In November 2007, Alliance talked to Fay Twersky, recently appointed to head up the Bill & Melinda Gates Foundation’s brand-new Impact Planning and Improvement Unit. Three and a half years later, Caroline Hartnell asked her newly appointed successor, Jodi Nelson, to what extent Bill and Melinda Gates’ original aims for the unit have been achieved. And what challenges does she face in her new role? One thing she emphasizes is the need to measure selectively and only when the results will actually be used to do something.
Fay Twersky told Alliance in 2007 that ‘Bill and Melinda want us to learn from everything we do … So we are putting in place systems of measuring results and feedback loops that will help us to learn in a continuous fashion and then use that learning to improve our grantmaking practices, using our resources most effectively, driving towards impact.’ To what extent has this been achieved?
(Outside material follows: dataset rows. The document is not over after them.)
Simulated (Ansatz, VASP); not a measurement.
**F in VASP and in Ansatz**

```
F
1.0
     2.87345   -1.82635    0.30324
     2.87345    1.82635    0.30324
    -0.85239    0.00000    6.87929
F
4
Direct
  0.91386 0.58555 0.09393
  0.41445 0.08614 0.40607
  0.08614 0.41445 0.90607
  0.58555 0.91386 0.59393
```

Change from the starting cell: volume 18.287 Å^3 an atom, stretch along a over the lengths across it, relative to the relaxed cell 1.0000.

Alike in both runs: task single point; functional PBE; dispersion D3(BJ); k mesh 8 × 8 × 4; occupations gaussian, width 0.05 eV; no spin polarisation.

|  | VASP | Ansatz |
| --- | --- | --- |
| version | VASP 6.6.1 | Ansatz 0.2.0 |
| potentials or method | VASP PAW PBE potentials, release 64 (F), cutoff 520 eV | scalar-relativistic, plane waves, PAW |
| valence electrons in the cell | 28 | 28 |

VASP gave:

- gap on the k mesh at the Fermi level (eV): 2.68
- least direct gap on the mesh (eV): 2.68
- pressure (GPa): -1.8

As is the case for all non-profits, getting measurement right is a perennial challenge. To define the challenge more specifically: how do you measure the results and evaluate the effectiveness of your work when data are scarce, there is no bottom-line metric against which success can be assessed, and no natural feedback loop that provides regular data on performance and incentivizes the use of data to make decisions? It would be naive for us to think we can solve it quickly given how much time and effort so many other organizations – other foundations, bilateral and multilateral donors, implementing agencies and other grantees – have put into it for decades. We are still a young foundation and lucky to be able to learn from what they have tried, and build on their successes.
That said, there has been an enormous amount of progress in the last few years in understanding how best to measure success across the sectors the foundation works in – US education, global health and global development. You can see it in the emphasis that organizations increasingly place on data and evidence for decision-making. An example from the development community is that both the American and British bilateral aid agencies – USAID and DFID – have evaluation policies that emphasize the use of causal evidence to make decisions about how best to alleviate poverty in developing countries. There are heated debates among evaluators and pundits, and even high-level policy discussions, about which evaluation approaches are best suited for different contexts and different types of intervention. Most if not all organizations – both funding and implementing – have teams like ours that work to institutionalize best practice in planning and measurement. This is a far cry from the lack of attention that organizations paid to these essential competencies only a short time ago.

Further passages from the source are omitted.